I have been thinking about this race report for a couple of days and it has been difficult to arrange my thoughts into a cohesive statement. This race was both a success and a failure. I achieved a big PR but just missed my goal of getting the Olympic Trials B standard.
Napa is the 9th marathon I have completed. It is still a bit surprising to me when I talk to people around Marin and they wonder if I have ever run a marathon before. Back on the East Coast I didn't call myself a runner but instead always referred to myself as a marathoner. The marathon is the reason I started running in the first place. Talk about setting lofty goals! Actually I started with the goal of doing an Ironman Triathlon but since I had never run before in my life, I figured the marathon part would be the most difficult part and thus, that is where I should start. My very first marathon was 3:33 in Cape Cod in 2005 on a very hilly course and there I met my goal of qualifying for Boston, and I ran it after starting from scratch less than a year before. For many years after that I purely focused on lowering my marathon time and building a lot of endurance. For the first couple years of my running life I probably ran more marathons than all other distances combined! I had a serious fear of anything short and the burning, lactic acid pain of intervals. I didn't even step onto a track until 2007. I never imagined that I would be able to continue taking down my marathon PR year after year until I had a chance of making the Olympic Trials.

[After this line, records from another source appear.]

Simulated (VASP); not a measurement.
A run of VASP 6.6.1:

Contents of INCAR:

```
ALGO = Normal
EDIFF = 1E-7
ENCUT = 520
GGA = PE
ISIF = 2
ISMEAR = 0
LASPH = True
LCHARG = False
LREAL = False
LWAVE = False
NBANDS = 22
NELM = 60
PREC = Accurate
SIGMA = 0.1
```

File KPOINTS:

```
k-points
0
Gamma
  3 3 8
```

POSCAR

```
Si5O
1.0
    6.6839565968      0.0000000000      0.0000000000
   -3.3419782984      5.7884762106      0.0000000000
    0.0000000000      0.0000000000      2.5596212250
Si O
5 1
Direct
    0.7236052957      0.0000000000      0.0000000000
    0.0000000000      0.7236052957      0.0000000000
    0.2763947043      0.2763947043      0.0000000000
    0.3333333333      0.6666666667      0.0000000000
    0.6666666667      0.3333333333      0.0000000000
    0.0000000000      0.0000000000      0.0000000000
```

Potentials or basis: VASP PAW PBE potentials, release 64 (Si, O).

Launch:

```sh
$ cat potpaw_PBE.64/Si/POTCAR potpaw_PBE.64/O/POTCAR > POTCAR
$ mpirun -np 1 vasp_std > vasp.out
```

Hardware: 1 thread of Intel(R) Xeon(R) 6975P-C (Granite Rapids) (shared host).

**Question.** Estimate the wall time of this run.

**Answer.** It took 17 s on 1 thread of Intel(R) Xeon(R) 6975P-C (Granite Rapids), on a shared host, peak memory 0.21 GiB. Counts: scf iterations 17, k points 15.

The last couple of days before Napa I started being very careful with my diet. I have had gut issues in the past and recently discovered that cutting out gluten before races and hard workouts helped to minimize my digestion issues. In fact, I am now a firm believer in the boring but effective pre-race Chicken and Rice diet. The day before Napa I ate eggs for breakfast and then several small meals of plain roasted chicken with white rice and plenty of salt. This allowed me to fuel up and top off my glycogen stores without the bloating that used to accompany my epic pasta-fests. I did a short jog in the morning with Camille, a great marathoner who flew into town to run Napa, and afterwards drove to downtown Napa to pick up my number. I did not hang around the Expo for very long, just a quick in and out. Once I got home I relaxed on the couch and watched silly vampire slasher movies. I believe I experienced the entire Underworld series that evening while eating a light dinner and packing up my things.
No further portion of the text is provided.